Internet Time Alliance Predictions for 2013
January 7th, 2013
People who know nothing about connectivism or collaborative learning will profit from MOOC’s. Academics
and instructional designers will tell anyone who wants to listen just how important formal training is, as it fades in relevance to both learners and businesses.The ITA will keep on questioning the status quo and show how work is learning and learning is the work in the network era – some will listen, many will not.

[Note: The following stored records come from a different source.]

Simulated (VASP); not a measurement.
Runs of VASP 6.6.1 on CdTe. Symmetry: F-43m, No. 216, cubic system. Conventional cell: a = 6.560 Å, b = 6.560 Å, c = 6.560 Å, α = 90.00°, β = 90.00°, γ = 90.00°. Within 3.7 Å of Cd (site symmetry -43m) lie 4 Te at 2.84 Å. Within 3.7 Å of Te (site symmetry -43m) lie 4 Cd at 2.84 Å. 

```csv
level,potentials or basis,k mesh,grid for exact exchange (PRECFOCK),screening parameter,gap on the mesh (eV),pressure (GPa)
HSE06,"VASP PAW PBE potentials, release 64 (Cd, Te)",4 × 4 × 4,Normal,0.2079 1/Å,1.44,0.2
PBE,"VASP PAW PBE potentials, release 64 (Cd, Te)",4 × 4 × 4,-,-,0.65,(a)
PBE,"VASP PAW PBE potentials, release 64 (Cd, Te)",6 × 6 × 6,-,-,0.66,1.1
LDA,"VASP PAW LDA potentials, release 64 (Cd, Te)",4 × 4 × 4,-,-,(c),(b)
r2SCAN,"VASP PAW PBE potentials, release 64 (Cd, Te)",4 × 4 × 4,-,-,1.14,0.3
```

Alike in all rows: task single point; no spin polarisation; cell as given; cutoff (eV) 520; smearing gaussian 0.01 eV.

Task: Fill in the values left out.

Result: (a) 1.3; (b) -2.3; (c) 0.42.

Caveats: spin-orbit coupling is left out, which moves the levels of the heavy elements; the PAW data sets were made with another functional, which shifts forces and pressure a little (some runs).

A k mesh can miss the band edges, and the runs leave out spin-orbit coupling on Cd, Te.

An increasing number of organisations, independent of size, nature or location, will acknowledge that their traditional training and development models and processes are failing to live up to the expectations of their leaders and workforce in a dynamic and global marketplace. Some will take steps to use their financial and people resources and exploit new ways of working and learning. Others will be hamstrung with outdated skills, tools and technologies, and will be too slow to adapt. A confluence of technology and improved connectivity, increasing pressures for rapid solutions and better customer service, and demands for higher performance, will force the hands of many HRDs and CLOs to refocus from models of ‘extended formal training’ to place technology-enabled, workplace-focused and leader-led development approaches at the core of their provision. We will move a step or two closer to real-time performance support at the point of need.
We’ll see an increasing use of mobile, and some organizations will recognize the platform that such devices provide to move the full suite of learning support (specifically performance support and informal learning) out to employees, dissolving the arbitrary boundaries between training and the full spectrum of possibilities. Others will try to cram courses onto phones, and continue to miss the bigger picture, increasing their irrelevance. Further, we’ll see more examples of the notion of a ‘performance ecosystem’ of resources aligned around individual needs and responsibilities, instead of organized around the providing silos. We’ll also see more interactive and engaging examples of experience design, and yet such innovative approaches will continue to be reserved for the foresightful, while most will continue in the hidebound status quo. Finally, we’ll see small starts in thinking semantic use in technology coupled with sound ethnographic methods to start providing just such smart support, but the efforts will continue to be embryonic.
Many traditional-thinking organisations will waste a lot of time and energy trying to track social interventions in the hope that they can control and manage “social learning”. Whilst those organisations who appreciate that social learning is a natural and continuous part of working, will acknowledge that the most appropriate approach they can take is simply to support it in the workplace – both technologically and in terms of modelling new collaborative behaviours. Meanwhile, we will continue to see individuals and teams bypass IT and T&D departments and solve their learning and performance problems more quickly and easily using their own devices to access online resources, tools and networks.
2013 will be a great year. As William Gibson wrote, “The future’s already here. It’s just not evenly distributed yet.” The business world will become a bit more complex — and therefore more chaotic and unpredictable. Moore’s Law and exponential progress will continue to work their magic and speed things up. Learning will continue to converge with work. Increasingly, workers will learn their jobs by doing their jobs. The lessons of motivation (a la Dan Pink) and the importance of treating people like people will sink in. Smart companies will adopt radical management, putting the customer in charge and reorganizing work in small teams. Senior people will recognize that emotions drive people — and there are other emotions in addition to passion. Happy workers are more engaged, more productive, and more fulfilled. What’s not to like?